I ran it yesterday, and fired up a bunch of threads and eventually said No more items to process for most of the threads, but it seemed to hang at that point after getting back down to one process that stopped using CPU, and even overnight it never exited or produced output. I killed the process and I'm trying it again.

ragesoss commented 6 years ago

@kjschiroo I've tried it twice now, and it hangs after all the Mapper threads finish with 'no more items to process'. It's been running overnight after reaching that state yesterday, but it still hasn't exited or produced any output. Any ideas for what's wrong?

kjschiroo commented 6 years ago

What are the details of the machine you are running it on? My first guess would be that it ran out of memory and then silently killed one of the processes (I know this is one of Linux's nasty habits). Then it just waits forever because there is still a job that it is waiting for.

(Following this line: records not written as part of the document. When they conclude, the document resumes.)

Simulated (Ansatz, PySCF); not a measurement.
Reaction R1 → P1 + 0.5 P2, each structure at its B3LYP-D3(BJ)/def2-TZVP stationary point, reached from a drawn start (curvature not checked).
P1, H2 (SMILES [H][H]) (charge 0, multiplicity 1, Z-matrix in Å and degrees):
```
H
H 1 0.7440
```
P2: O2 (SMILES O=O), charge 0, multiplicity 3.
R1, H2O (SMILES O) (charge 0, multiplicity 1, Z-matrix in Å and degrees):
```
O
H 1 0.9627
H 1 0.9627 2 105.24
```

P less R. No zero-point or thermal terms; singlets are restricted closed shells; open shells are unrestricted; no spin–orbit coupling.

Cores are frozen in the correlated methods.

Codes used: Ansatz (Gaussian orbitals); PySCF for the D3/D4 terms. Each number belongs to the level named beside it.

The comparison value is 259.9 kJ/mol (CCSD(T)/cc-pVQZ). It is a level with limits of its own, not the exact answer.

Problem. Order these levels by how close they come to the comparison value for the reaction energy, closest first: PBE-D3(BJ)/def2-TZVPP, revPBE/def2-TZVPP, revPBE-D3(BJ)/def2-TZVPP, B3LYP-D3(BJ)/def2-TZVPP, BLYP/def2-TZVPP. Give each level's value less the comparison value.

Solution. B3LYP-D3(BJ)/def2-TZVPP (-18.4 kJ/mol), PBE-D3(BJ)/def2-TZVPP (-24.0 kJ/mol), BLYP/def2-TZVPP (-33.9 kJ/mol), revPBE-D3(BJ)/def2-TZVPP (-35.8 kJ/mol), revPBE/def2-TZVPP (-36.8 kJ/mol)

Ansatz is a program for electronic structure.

We're currently using mwxml.map for processing the dumps, iirc it will use all available cpu cores by default, if there are a lot of cores, but not as much memory then there can be a problem. When I was running this I believe the machine had somewhere around 100 GB of RAM.

Also, my apologies for the late response. If it happens again just hit me with a @kjschiroo to grab my attention.

ragesoss commented 6 years ago

@kjschiroo cool. My machine has a meager 16GB of RAM (and 8 threads). Maybe I should do this on wmflabs instead of locally.

kjschiroo commented 6 years ago

Yeah, 16GB on 8 threads is going to have at least one of them die. wmflabs might be an option, otherwise you could spin up a beefy machine on AWS or Google Cloud Platform for a day for a reasonable price. Alternatively, take a look at pull request #2. It should let you set the number of threads being used. Set it down to like 2, keep an eye on your memory and let it run for longer. I haven't been able to test it yet though, since I don't have any of the files on hand.

It is honestly one of the things that I'm most upset about with Unix based systems that they think you can just kill a process and not make it die loud.

ragesoss commented 6 years ago

Sweet! Giving it a try with 2 threads.

ragesoss commented 6 years ago

@kjschiroo that worked! How do I interpret the results? Is this bytes added by everyone to the topics (general) and bytes added by the input cohort? So I'd just combine those into one dataset to graph students vs. all of wikipedia?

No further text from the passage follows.